2022-12-20 07:01:58

by Leonardo Bras

[permalink] [raw]
Subject: Re: [PATCH v2 3/4] sched/isolation: Add HK_TYPE_WQ to isolcpus=domain

On Tue, 2022-11-29 at 13:10 +0100, Frederic Weisbecker wrote:
> On Fri, Oct 14, 2022 at 01:27:25PM -0300, Leonardo Brás wrote:
> > Hello Frederic,
> >
> > So, IIUC you are removing all flags composing nohz_full= parameter in favor of a
> > unified NOHZ_FULL flag.
> >
> > I am very new to the code, and I am probably missing the whole picture, but I
> > actually think it's a good approach to keep them split for a couple reasons:
> > 1 - They are easier to understand in code (IMHO): 
> > "This cpu should not do this, because it's not able to do WQ housekeeping" looks
> > better than "because it's not in DOMAIN or NOHZ_FULL housekeeping"
>
> A comment above each site may solve that.

Sure, but not having to leave comments would be better. Or am I missing
something?

>
> >
> > 2 - They are simpler for using: 
> > Suppose we have this function that should run at a WQ, but we want to keep them
> > out of the isolated cpus. If we have the unified flags, we need to combine both
> > DOMAIN and NOHZ_FULL bitmasks, and then combine it again with something like
> > cpu_online_mask. It usually means allocating a new cpumask_t, and also freeing
> > it afterwards.
> > If we have a single WQ flag, we can avoid the allocation altogether by using
> > for_each_cpu_and(), making the code much simpler.
>
> I guess having a specific function for workqueues would arrange for it.

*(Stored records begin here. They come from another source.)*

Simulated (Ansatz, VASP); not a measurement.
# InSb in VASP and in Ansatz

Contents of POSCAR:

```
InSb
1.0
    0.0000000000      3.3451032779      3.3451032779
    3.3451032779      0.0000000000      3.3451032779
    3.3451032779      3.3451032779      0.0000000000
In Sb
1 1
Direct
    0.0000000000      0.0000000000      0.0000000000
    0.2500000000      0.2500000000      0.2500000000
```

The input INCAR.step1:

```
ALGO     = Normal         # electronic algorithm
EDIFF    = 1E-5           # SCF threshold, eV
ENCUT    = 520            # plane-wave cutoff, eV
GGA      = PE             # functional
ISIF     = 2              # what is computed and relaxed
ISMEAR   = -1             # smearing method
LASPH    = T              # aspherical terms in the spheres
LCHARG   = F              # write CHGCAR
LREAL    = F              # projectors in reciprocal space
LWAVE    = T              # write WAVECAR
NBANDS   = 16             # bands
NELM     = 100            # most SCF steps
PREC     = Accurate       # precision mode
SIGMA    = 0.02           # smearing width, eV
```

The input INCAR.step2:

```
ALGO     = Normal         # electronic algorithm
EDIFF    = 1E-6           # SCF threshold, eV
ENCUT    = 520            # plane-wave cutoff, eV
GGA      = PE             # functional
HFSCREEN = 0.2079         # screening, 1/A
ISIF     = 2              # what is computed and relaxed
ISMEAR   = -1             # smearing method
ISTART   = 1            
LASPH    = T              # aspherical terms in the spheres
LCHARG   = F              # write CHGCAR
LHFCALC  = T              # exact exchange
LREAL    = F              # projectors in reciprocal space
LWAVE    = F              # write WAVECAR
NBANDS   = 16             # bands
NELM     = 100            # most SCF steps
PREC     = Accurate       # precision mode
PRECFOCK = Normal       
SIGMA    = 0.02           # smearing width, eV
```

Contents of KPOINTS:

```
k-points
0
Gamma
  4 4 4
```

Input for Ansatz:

You mean keeping a WQ housekeeping bitmap? This could be a solution, but it
would affect only the WQ example.

>
> >
> > 3 - It makes easier to compose new isolation modes:
> > In case the future requires a new isolation mode that also uses the types of
> > isolation we currently have implemented, it would be much easier to just compose
> > it with the current HK flags, instead of having to go through all usages and do
> > a cpumask_and() there. Also, new isolation modes would make (2) worse.
>
> Actually having a new feature merged in HK_NOHZ_FULL would make it easier to
> handle as it avoids spreading cpumasks. I'm not sure I understand what you
> mean.

IIUC, your queued patch merges the housekeeping types HK_TYPE_TIMER,
HK_TYPE_RCU, HK_TYPE_MISC, HK_TYPE_TICK, HK_TYPE_WQ and HK_TYPE_KTHREAD in a
single HK_TYPE_NOHZ_FULL.

Suppose in future we need a new isolation feature in cmdline, say 
isol_new=<cpulist>, and it works exactly like nohz_full=<cpulist>, but also
needs to isolate cpulist against something else, say doing X.

How would this get implemented? IIUC, following the same pattern:
- A new type HK_TYPE_ISOL_NEW would be created together with a cpumask,
- The new cpumask would be used to keep cpulist from doing X
- All places that use HK_TYPE_NOHZ_FULL bitmap for isolation would need to also
bitmask_and() the new cpumask. (sometimes needing a local cpumask_t)

Ok, there may be shortcuts for this, like keeping an intermediary bitmap, but
that can become tricky.

Other more complex example: New isolation feature isol_new2=<cpulist> behaves
like nohz_full=<cpulist>, keeps cpulist from doing X, but allows unbound RCU
work. Now it's even harder to have shortcuts from previous implementation.

What I am trying to defend here is that keeping the HK_type with the idea of
"things to get cpulist isolated from" works better for future implementations
than a single flag with a lot of responsibilities:
- A new type HK_TYPE_X would be created together with a cpumask,
- The new cpumask would be used to keep cpulist from doing X
- isol_new=<cpulist> is composed with the flags for what cpulist is getting
isolated.
- (No need to touch already implemented isolations.)

In fact, I propose that it works better for current implementations also:
The current patch (3/4) takes the WQ isolation responsibility from
HK_TYPE_DOMAIN and focus it in HK_TYPE_WQ, adding it to isolcpus=<cpulist>
flags. This avoids some cpumask_and()s, and a cpumask_t kzalloc, and makes the
code less complex to implement when we need to put isolation in further parts of
the code. (patch 4/4)

I am not sure if I am missing some important point here. 
Please let me know if it's the case.

>
> Thanks.
>

Thank you for replying!
Leo